Shocked, I replied "Do you want to reschedule?" Given the circumstances, it would have been completely understandable if she did!

"Oh no" she said, "I know how much Jack has been looking forward to this, and I have too. I'll just come alone."

We spent a delightful evening, with the kids on (mostly) their best behavior. We did have a few humorous moments, largely due to Grant. As he sat down with his plate, he started singing "Beans, beans the magical fruit...the more you eat, the more you toot..." over and over again.

During dinner, Jack had a little toot, and immediately turned bright red and said "Excuse me". Grant piped up and said "It's the beans..." and then started singing his tune all over again.

Jack and Olivia each performed a mini-piano recital, with each song being met with enthusiastic clapping. A house tour was given, they played catch outside, there were fights over who was sitting where, they all wanted to sit by the guest of the evening!

Tomorrow is her birthday, so we sang "Happy Birthday"
and let her blow out the candle on the pie.

She is one of those teachers that most kids never experience. A true once-in-a-lifetime influence. Jack adores her, and more importantly, has grown to love school this year. When it's time to come home, I'm met with "I wish I could stay at school" almost every day. He loves learning, pushes himself to do his very best, and adores this woman with whom he spends his week days.

It was a joy to spend the evening with her socially, and it was clear that she is just as much at ease with adults as she is with the children. Her maturity and wisdom far surpass her young years, and she is a gift to those she teaches. At the end of the night, she gave each of us a hug and thanked us profusely for inviting her into our home and family for the evening. There is little doubt in my mind that she will be in Jack's heart and mind forever. And I couldn't be happier!

Monday, October 19, 2009

From Dream to Reality

I have a tendency to bite off more than I can chew, in every aspect of my life. I over-volunteer, over-commit, and just over-do. It's a fact. It's who I am, and I don't expect to change any time soon.

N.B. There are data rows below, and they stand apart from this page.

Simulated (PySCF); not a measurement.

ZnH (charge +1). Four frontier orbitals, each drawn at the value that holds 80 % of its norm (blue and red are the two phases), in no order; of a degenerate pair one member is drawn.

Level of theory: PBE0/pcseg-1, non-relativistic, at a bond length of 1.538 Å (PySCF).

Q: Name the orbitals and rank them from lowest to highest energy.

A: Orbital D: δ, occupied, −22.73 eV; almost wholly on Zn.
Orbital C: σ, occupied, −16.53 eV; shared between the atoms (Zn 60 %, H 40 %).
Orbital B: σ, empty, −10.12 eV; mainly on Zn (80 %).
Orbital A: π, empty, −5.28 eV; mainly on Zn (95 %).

Back in September, I volunteered to assist with the decorating committee for the school Walk-A-Thon, the biggest fundraiser of the year. When I met with the event chairperson, I was the only person who had signed up to assist with decorating. She told me the theme of the event—"Homecoming - Show your School Spirit", and mentioned that she would love to have a balloon arch as the main entrance to the walkers' path. My response? "Sure, that sounds great!" After all, how hard could it be?

So over the past 6 weeks, I Googled, Yahoo'd, and asked Jeeves all I could about balloon arches. I printed out dozens of instruction sheets on how to build it. I asked Steve (the resident engineer in our house) for his ideas on how to make sure the arch would stand. I had dreams, nightmares, and visions of how it would look.

Saturday morning, I woke up early (5:45) to shower and get out to school by 6:30 (in the dark) to start building the monstrosity. I had been battling strep throat, so popped some Extra-Strength Excedrin in addition to my antibiotics to get me through the day, and headed out the door. I had 3 amazing helpers, who followed my lead, and did exactly as I told them, and 300 balloons and 3 hours later, we stood back and admired our creation. It was almost perfect, better than I had expected it to turn out. I was thrilled!

(The wind was blowing lightly, so it looks uneven, but in reality, it was perfect!)

It lasted precisely 5 minutes before the kids started popping balloons on the bottom columns. I wanted to beat them. But I held back. I had known it wouldn't last forever.

Sunday, October 11, 2009

Miles, and Milestones

For anyone who knows us well, you know that Steve has a passion for all things motorized. Cars, motorcycles, remote control name it, he loves it.

In the 13+ years that we have been together, we have owned a total of 11 cars, 3 Harleys, 4 dirtbikes, and a couple of ATVs. If you take into consideration that we have had his current truck and my minivan for 5 years, that shows what the first few years of our marriage were like.

Shortly after Jack was born, we were content (or at least, I was!) with our Expedition and a VW Passat. One afternoon, while I was home sick with the flu, Steve and Olivia went out for a few hours to give me a much needed break. As I was resting, dozing, and trying to recover, the phone rang. It was Steve.

"Hi honey" he said.

"Hi" was my groggy reply.

"Um, could you come open the garage door?" he asked.

"What? What happened to the garage door opener?" I replied.

"Well, I want to see if this will fit..."

By "this", he meant a new full-size conversion van. Yep, you read that right. He had traded in my Expedition for a mack-daddy van, complete with the drop down tv, captain's chairs, and bench in the back that converted to a queen size bed with the press of a button. I didn't have the strength to fight him on it...what with having the flu and we became the proud owner of something that wouldn't even fit in a standard parking space. I drove it for 6 months, then put my foot down and insisted that I needed something that I wouldn't have to climb on board to buckle my baby. Thus, my minivan was born.

For the past 5 1/2 years, I have driven what I swore I never would, and have loved every minute of it! I love the automatic sliding doors, the automatic rear lift, the roomy cargo space, I love it all! I don't care that it screams "MOMMY ON BOARD", or that it's not the stylish uber-hip mommy-mobile I once dreamed of owning. This baby gets up and goes, gets 20+ mpg, and has never let me down.

This past week, we hit a that hasn't been achieved with any other vehicle until now—we hit 100,000 miles!

I had hoped to get a photo as it rolled over, but we were on the freeway, and it just didn't seem safe to pull out the camera and start snapping.

We've had fancy, luxury cars . . . and enjoyed them. But with three kids who pee, throw up, spill juice, drop french fries, leave crumbs, and wipe their messy fingers on whatever fabric is closest, I am happy to drive my minivan. If I have my way, I'll drive it at least another 100,000 miles. Its stained floor mats are evidence of the life that we are living and the stage of life that we're currently in. And the miles that are clicking away on that odometer are evidence of the memories being made along the way.